Larger differences do exist, however. Lundeen says he was interested to learn, for instance, that even within what are commonly thought of as “beef production states” there are some significant urban elements. “Every state has a preponderance of urban dwellers that dominate the population in that state,” he says. “While consumers in these urban areas are more knowledgeable on agricultural issues than consumers in, say, Los Angeles or New York City, they are still further removed from agriculture.
“Those are the kinds of things a council board really wants to know,” Lundeen says. “They’re trying to make smart decisions in that state, and this information can help them. They want to set some targets, and maybe close some gaps.”
A welcome tool
State beef councils have responded very well to the checkoff-funded information, which they can purchase at-cost through the national database. “It does help us in directing our program,” according to Linda Bebee, vice president of domestic marketing for the Texas Beef Council. “Obviously, our total program isn’t based on [the CBI], but it is interesting to see.”

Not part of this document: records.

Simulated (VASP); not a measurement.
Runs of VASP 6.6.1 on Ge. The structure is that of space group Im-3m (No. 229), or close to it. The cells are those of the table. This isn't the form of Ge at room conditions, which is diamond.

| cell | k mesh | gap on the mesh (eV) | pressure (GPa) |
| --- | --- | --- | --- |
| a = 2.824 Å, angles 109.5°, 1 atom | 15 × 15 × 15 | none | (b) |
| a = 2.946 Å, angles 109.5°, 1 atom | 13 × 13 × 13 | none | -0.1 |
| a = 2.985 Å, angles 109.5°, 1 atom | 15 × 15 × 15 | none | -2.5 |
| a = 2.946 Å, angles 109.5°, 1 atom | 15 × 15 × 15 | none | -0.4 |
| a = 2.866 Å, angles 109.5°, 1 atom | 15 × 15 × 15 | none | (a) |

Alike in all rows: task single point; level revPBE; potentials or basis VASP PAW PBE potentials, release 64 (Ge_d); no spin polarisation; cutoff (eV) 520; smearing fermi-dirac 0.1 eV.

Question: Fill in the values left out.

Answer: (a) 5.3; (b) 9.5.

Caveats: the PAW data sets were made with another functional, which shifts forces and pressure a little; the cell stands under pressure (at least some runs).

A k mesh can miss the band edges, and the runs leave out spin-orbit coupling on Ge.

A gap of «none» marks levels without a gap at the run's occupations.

Bebee says the TBC will be using the results from 2013-15 CBI research in development of their 2017 programs. They have used results from previous CBI research in developing current and previous TBC marketing programs, comparing Texas numbers to the national ones and doing research to determine local differences within the state.
“It’s always hard to get state-specific information,” Bebee says. “We wonder if Texas consumers are different than those in other parts of the country. Are they different from those on the coasts? Are they different from those in the rest of the Beef Belt? Answers to those kinds of comparisons are good to know.”
In the northern U.S. similar questions have surfaced, which have motivated participation in the program. “We wanted to see how we compared to the rest of the world,” says John Freitag, executive director of the Wisconsin Beef Council. “We also wanted a benchmark from which we could build some programs. The CBI gave our programs some direction, and things to focus on.”
Freitag says the research delivers valuable information as the WBC attempts to maximize its value to beef producers in Wisconsin. “We need to better understand consumers in our state,” he says. “We think using the CBI gives us the best opportunity for making key checkoff-funded decisions. Furthermore, we can use the CBI information to show that we’re being accountable and using the dollars wisely. If we don’t have benchmarks, how are we going to know where the best returns are?”
Patti Brumbach, executive director of the Washington State Beef Commission, agrees, saying her council has been participating in the CBI program at the state level since 2007. She and her board rely heavily on information gleaned from it. “It’s a very important part of our marketing plan,” she says. “We use it both as a benchmark and to evaluate our programs. We use it so that we can understand how best to invest funds and to be accountable for what we set out to accomplish.”
Not all states have the consumer population that makes it cost-effective to conduct individual state CBIs. Ann Marie Bosshamer, executive director of the Nebraska Beef Council, says her organization joined forces with councils in Missouri, Kansas and Iowa to acquire data that would help them in their marketing plans. By joining together the “MINK” states could gather information useful in their efforts.
“As a state we looked at it quite a while, but thought it was cost prohibitive,” according to Bosshamer. “But by joining forces with Missouri, Iowa and Kansas, our states can get data we need. And I’ve been very pleased with the results.
”It’s definitely a valuable tool for us,” adds Bosshamer. “It shows us what the consumers know, and what they don’t know. It’s something we need to continue.”
In December Lundeen presented results from the MINK research to the participating states. Prior to that Bosshamer met with staff leaders from the other states to “discuss ways to partner on a variety of programs. We want to look at what we’re doing well, and in what areas we need to work harder,” she says.
States utilize the information they obtain in ways that are meaningful to their own volunteer producer state boards. For instance, the Wisconsin Beef Council used CBI information that suggested consumers in that state appreciate small meat markets to form a promotion partnership with the Wisconsin Association of Meat Processors. “Each state has different needs,” says WBC’s Freitag. “We all have to look for partnerships that make the most sense for programs and producers in our state.”
“Some states are using it to make their boards more knowledgeable, or to set key tracking goals,” according to Lundeen. “Being able to divide this information for states was a creative solution to let them look at consumers within their own states.”
Bebee says that other research besides the CBI is crucial to planning – research in nutrition communications, for example. That information is conducted nationally through the Beef Checkoff Program and shared at the state level. WBC’s Freitag says they have used this kind of research to work with his state’s heart association and other health groups to promote beef’s value.
According to Brumbach, CBI information is the kind of third-party research crucial to an industry that sometimes has a skewed perspective. “When you’re from the industry, you’re not objective,” she says. “We’re just too close to our product and our work. Being involved in the CBI allows us to see the consumer objectively, and plan and act accordingly. We need to remember that what we do starts and ends with the consumer.
“It’s important to remember that understanding the consumer is foundational for us,” she says. “If we don’t understand the consumer, we’re out of business.”